The key changes in the Bill are essential if we want to have the best possible police service in the 21st century. It will create strong, independent local police authorities; greater freedom for chief constables to manage their forces; a clear framework for setting priorities and measuring performance; a new funding system and a strong inspectorate; and it will pave the way for better personnel management and discipline procedures—for a start.

Mr. Worthington

Will the Minister now do what the Home Secretary did not do and explain how the Bill applies to Scotland and justify it in the Scottish context, and do that now?

Mr. Taylor

Gladly. The hon. Member for Caithness and Sutherland (Mr. Maclennan) and the hon. Gentleman mentioned the Scottish part of the Bill. The Scottish provisions mainly cover issues that are dealt with on a Great Britain basis, such as rank structure and conditions of service. Therefore, it is appropriate for them to be included in a Great Britain Bill. [Interruption.] I must press on because time is limited, as I am sure hon. Members will understand.

The changes proposed will result in a police service which is better able to respond to what the public want because it is better organised and better run. By making accountability clearer, local people will be better able to see how well their local police are performing and whether they are meeting the needs of local communities. The Bill will help police forces to focus their efforts more effectively on those things that are of greatest public concern. Together with the Criminal Justice and Public Order Bill, the Bill represents the most significant assault upon crime by any Government for many years.

It has been claimed that there was no consultation before the Bill was introduced. That simply is not the case. There was a full and open public debate about the future of the police service for more than a year before the Bill was introduced. The issues that the Bill addresses go back several years before that.

Mr. Bermingham

Will the hon. Gentleman, in a moment of sanity, tell me what the Bill does to improve the efficiency of the police force or to aid the prevention of crime?

Mr. Taylor

I have been telling the hon. Gentleman all that. Furthermore, the Bill improves structures, the career of policemen and accountability, and it makes for greater clarification, more local contact and more transparency. That is just a few of the things that it does.

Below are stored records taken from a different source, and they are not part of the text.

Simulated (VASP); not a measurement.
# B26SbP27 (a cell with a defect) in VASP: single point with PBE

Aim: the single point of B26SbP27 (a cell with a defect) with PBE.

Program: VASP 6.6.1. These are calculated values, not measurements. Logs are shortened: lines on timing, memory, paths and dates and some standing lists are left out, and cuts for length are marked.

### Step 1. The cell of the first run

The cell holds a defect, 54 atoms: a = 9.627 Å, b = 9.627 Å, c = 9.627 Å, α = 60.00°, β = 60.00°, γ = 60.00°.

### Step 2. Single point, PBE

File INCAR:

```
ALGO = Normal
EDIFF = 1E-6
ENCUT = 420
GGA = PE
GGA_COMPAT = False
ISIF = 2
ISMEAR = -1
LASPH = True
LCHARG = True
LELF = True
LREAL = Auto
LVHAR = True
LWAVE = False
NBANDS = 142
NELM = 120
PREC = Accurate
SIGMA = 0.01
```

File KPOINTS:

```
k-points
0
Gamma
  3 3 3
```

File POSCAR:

Another suggestion tonight has been that national and local objectives together with local policing plans will interfere with operational independence. But let me reassure the House that nothing in the Bill compromises the operational independence of the chief constable. Clause 5 reproduces the provisions of the 1964 Act, which states that the force shall be under the direction and control of the chief constable". The Bill increases his responsibility for running the farce. Central controls over manpower numbers are abolished and clause 10 makes it clear that all civilian staff who work in support of the force are also to be under his direction and control.

Police authorities and the Home Secretary have always influenced policing. It is essential for the accountability of the police service that they should. It would be absurd to argue that a chief constable should not have regard to the publicly expressed opinions of his police authority and the Home Secretary. The Bill will make clear, open and public the way in which the chief constable will be held to account. The principles of greater openness and effective accountability are as important here as they are in any other part of the public sector.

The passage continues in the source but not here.